Here are the details of the transfinite induction argument:

Well-order the set of points in $\mathbb{R}^d$ and let $p_\alpha$ denote the point at ordinal index $\alpha$. Then define:

$S_{<\alpha} = \bigcup_{\beta \lt \alpha}{S_\beta}$

$S_0 = \{p_0\}$

$S_\alpha = S_{<\alpha}$ when there is a $(d-1)$-sphere centered at $p_\alpha$ intersecting $S_{<\alpha}$ at more than $n$ points.

$S_\alpha = S_{<\alpha} \cup \{p_\alpha\}$ otherwise.

It can be seen that $\bigcup_{\alpha}{S_\alpha}$ is everywhere-$n$-valent.

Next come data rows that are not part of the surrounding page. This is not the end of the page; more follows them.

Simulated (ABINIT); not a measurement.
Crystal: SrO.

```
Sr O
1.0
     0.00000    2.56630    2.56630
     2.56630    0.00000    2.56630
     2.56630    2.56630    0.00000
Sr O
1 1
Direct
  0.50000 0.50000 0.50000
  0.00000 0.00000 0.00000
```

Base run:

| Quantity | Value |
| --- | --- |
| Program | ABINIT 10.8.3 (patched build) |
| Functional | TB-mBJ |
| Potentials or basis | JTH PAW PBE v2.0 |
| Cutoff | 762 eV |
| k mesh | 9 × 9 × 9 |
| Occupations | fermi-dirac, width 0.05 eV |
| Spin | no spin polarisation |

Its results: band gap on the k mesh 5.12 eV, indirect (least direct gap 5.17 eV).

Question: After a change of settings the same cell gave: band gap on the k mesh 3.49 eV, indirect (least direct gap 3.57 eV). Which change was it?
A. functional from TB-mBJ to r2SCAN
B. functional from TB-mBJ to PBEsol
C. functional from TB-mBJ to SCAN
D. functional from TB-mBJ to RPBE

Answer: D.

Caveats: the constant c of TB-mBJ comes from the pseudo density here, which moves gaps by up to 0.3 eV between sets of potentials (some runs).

This is actually a little bit stronger since every point has $n$ neighbors at every distance, not just arbitrarily small ones. It works for any $n$ and also any $d$, but I don't know exactly which metric spaces.

I don't know if there is any concrete example. Maybe it is worth considering the valency of plane fractals like the Koch snowflake; perhaps there are concrete examples of everywhere-$2 \cdot n$-valent curves that are wiggly enough to enter and exit arbitrarily small circles multiple times. Because of the Jordan curve theorem, this approach seems less promising for finding everywhere-odd-valency sets.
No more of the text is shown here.